Interesting articles accusing Blackboard of being lax about security. A Black Eye for Blackboard Over Its Response to Major Security Flaws which is about Millions of student exams, tests and data exposed. I saw the security bulletins, but I was not aware of the back story leading to why it was announced. We run an unaffected product, so I mostly ignored it. After reading the stories a couple times and the security bulletins again, my general read is still: overblown.
Blackboard’s practice is to work with the reporting client to determine the nature of the issue, whether it is being exploited, and test the fix. On the occasion where I was the reporting client, I was asked not to publish information about it as that would allow malicious individuals to exploit it before other clients implemented the fix. As I recall, the time from my reporting it to getting a patch was about a month. Plus, what I reported was pretty specific, Blackboard took that and looked more broadly and fixed everything they found. Then again, I reported a single issue not 16. Also, I tend to report such things to John Porter directly as I trust him to seriously address them. Someone opening a low priority ticket to the Tier I helpdesk, not providing the data Bb requests, or even worse incomprehensible data can get stuck in the Blackhole (where support tickets go to die). Every client needs to read Blackboard’s information on how to report security issues.
A problem with Blackboard only talking to the reporting client(s) is other individuals might already be aware of the exploit. The idea of keeping mum will prevent others from finding out fails to consider Newton invented Calculus at the same time as Gottfried Leibniz. Security by hoping no one else finds out… isn’t secure. Clients not provided ways of detecting whether the exploit is being used cannot report to Blackboard that their systems were compromised.

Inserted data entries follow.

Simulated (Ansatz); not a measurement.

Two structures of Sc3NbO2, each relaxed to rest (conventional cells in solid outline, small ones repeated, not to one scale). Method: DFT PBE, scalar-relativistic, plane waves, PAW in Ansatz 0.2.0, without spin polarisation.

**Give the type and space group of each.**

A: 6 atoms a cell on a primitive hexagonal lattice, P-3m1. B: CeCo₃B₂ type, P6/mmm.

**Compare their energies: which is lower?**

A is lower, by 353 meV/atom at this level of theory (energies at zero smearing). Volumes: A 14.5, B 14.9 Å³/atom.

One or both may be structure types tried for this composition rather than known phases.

“We are not aware of any institution’s academic or student data having been compromised in any way by these issues,†Tan said.
In this statement, “any institution” means the clients who discovered this vulnerability not all clients. Blackboard is reassuring that the problem is minor and clients applying the patches quickly will keep it minor. Calling this a zero-day security vulnerability implies attack code is out there available to be used. So attackers potentially have information while defenders do not? Unfair. Epic fail. But only when it leaks to the attackers or they independently figure it out.
More interesting is the vulnerability claims Blackboard considered invalid because they “were due to misconfigured security settings.” So if an administrator sets an incorrect configuration the problem does not exist? For example, an administrator does not set Secure HTTP on the login, so a malicious person in a coffee shop snatches passwords and uses it to alter grades. (Or worse a 9 year-old compromises his teacher’s password.) Yes, it is the administrator’s negligence, but as a partner Blackboard should be helping administrators not be negligent. Keep this in mind: When a Blackboard system is compromised, only Blackboard cares whether it was administrator negligence or Blackboard code.
As a defender, I want all the information I can to protect my users from attackers. Whenever I talk about this with other clients, I hear the same thing. Instead I am left with fear, uncertainty, and doubt. Not that I expect any other vendor to provide me more information than Blackboard. This is why I like the idea of open source.